Asylum seekers are required to make their claims in the first country they enter that is a party to the safe third country agreement. If they don’t, the other countries in the agreement can dismiss their claims and send them back to that country.

Under the 1980 U.S. Refugee Act, these agreements aren’t considered treaties, so they can be made without Congress’s approval. Asylum seekers may only be deported to countries where their lives aren’t threatened, and where they have full access to fair asylum proceedings.

What are the criticisms?

Critics say Trump’s proposed agreements wouldn’t meet these standards. They argue that Guatemala and Mexico lack the resources to handle so many asylum claims and point to State Department warnings that asylum seekers are at risk of violence in both countries. Many also say that such agreements don’t address the root causes that push people to flee and may just encourage them to find different routes to the United States.

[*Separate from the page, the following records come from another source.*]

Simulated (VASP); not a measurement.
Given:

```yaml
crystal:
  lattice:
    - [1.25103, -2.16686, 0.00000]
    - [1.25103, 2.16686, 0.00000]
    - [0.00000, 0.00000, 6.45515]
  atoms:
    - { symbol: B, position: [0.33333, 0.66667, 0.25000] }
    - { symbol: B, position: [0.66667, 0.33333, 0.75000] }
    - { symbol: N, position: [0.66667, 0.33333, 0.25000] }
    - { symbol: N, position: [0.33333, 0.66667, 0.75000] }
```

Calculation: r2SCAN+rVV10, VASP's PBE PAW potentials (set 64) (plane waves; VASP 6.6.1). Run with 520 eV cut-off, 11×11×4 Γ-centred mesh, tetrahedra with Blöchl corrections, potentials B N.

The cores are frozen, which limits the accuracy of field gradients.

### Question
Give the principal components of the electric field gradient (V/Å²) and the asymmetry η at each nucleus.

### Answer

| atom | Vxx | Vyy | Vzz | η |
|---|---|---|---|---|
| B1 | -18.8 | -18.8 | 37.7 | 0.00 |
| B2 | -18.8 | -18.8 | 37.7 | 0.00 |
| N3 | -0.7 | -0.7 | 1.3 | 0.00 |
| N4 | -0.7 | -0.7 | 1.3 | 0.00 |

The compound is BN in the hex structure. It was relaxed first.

The administration counters that the measures are necessary to stem migration and protect asylum seekers from long, dangerous journeys, often in the hands of human traffickers.

Are there other examples of safe third country agreements?

The United States has one other such arrangement, a 2002 agreement with Canada.

The European Union, amid an influx of migrants from Africa and the Middle East, has also enacted policies to return asylum seekers to third countries. The bloc’s Dublin Regulation says that asylum seekers must make their claims in the first EU country they enter or risk being returned there. In 2016, Turkey agreed to a deal with the EU to take back refugees. And in 2017, EU countries controversially made an agreement with Libyan authorities to return would-be asylum seekers detained while crossing the Mediterranean.

Meanwhile, Trump administration officials hope this is just the beginning: they are also seeking agreements with Brazil, El Salvador, and Honduras.